Recently I've been trying to find which is the fastest way to increase your salary and receive steady salary progression. Two things come to mind working for a Consultancy or Contracting. Could consultancy be the easier route and could it offer just as much money as contracting?
My question is what are the pros and cons of working for Consultancy and which are good consultancies to consider applying for in London,UK?
- How does the dev experience compare?
- How many more hours do you work there on average?
- Can you work remote for them and do you have to travel to different clients?
- Do you get commission for each client project?
- Do they even pay more compared to big tech companies?
- Do they have a culture of rewarding their devs and talk openly about money and help devs progress in their careers?
1. These organizations will focus on servicing clients with market leader technologies; Adobe, Salesforce, etc. There will be very little if any bespoke work, unless they're lucky to win some creative/communications projects. As such, they tend to attract large clients who can afford such projects — i.e. automotive, financial services and insurance, governments etc.
2. Bonuses maybe, but I've never heard of a commission model in those organizations for developers. Bonuses are usually not paid unless you are at an executive seniority with lead-generation or client-service role (in which case, very likely you are not a day-to-day developer)
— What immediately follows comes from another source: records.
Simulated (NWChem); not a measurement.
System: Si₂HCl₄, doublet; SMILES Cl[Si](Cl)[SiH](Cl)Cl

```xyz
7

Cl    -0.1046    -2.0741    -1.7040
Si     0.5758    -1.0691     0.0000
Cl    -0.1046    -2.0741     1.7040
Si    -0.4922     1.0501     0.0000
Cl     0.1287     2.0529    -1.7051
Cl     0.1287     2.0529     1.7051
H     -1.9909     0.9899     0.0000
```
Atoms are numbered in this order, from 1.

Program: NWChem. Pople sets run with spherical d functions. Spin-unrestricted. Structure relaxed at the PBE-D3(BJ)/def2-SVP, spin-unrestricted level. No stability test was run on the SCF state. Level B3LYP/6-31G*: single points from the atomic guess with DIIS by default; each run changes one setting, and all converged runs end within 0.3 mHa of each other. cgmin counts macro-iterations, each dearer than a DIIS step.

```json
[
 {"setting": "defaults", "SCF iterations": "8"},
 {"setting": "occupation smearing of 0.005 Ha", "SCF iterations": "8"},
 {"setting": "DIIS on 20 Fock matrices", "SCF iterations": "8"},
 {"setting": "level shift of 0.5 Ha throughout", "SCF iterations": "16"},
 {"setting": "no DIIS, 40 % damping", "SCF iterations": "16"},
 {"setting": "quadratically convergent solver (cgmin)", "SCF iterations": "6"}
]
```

3. Travel is very common, even for developers. The more senior you are in your role, the more likely you will travel for pitches and meetings. Developers can be co-located (i.e. you work client-side), and this is common when you have a few local leads and have development teams elsewhere (i.e. India, Poland, etc). You are a 'consultant' first, developer second.
4. Glassdoor/LinkedIn salaries are fairly accurate. From my experience, tech companies will pay more, have greater benefits, and bonuses. Few of these organizations are publicly traded, so there's no shares. However, if you are a specialized talent, i.e. Salesforce architect, Amazon Cloud certification etc., you can expect a significantly higher salary as those roles allow the organizations to go for accreditation and can be billed to clients at a much higher rate. Clients are happy to pay for "Salesforce experts," but will wonder why every other developer isn't 50 EUR an hour...
5. Most consultancies are very heavily invested in the technology space, and I have found that these organizations tend to have very clear performance frameworks for promotion. Largely, however, it focuses on the "client service pathways" i.e. if you want to be promoted, expect to do more and more client service work — pitches, planning, team management, etc. And less development over time.
As for contracting, IR35 has changed the UK landscape a lot. There is a lot of money for specialized talent (experts in a particular product suite), but because of IR35 I feel most organization will try and hire internally to avoid the grind of per-project contracts.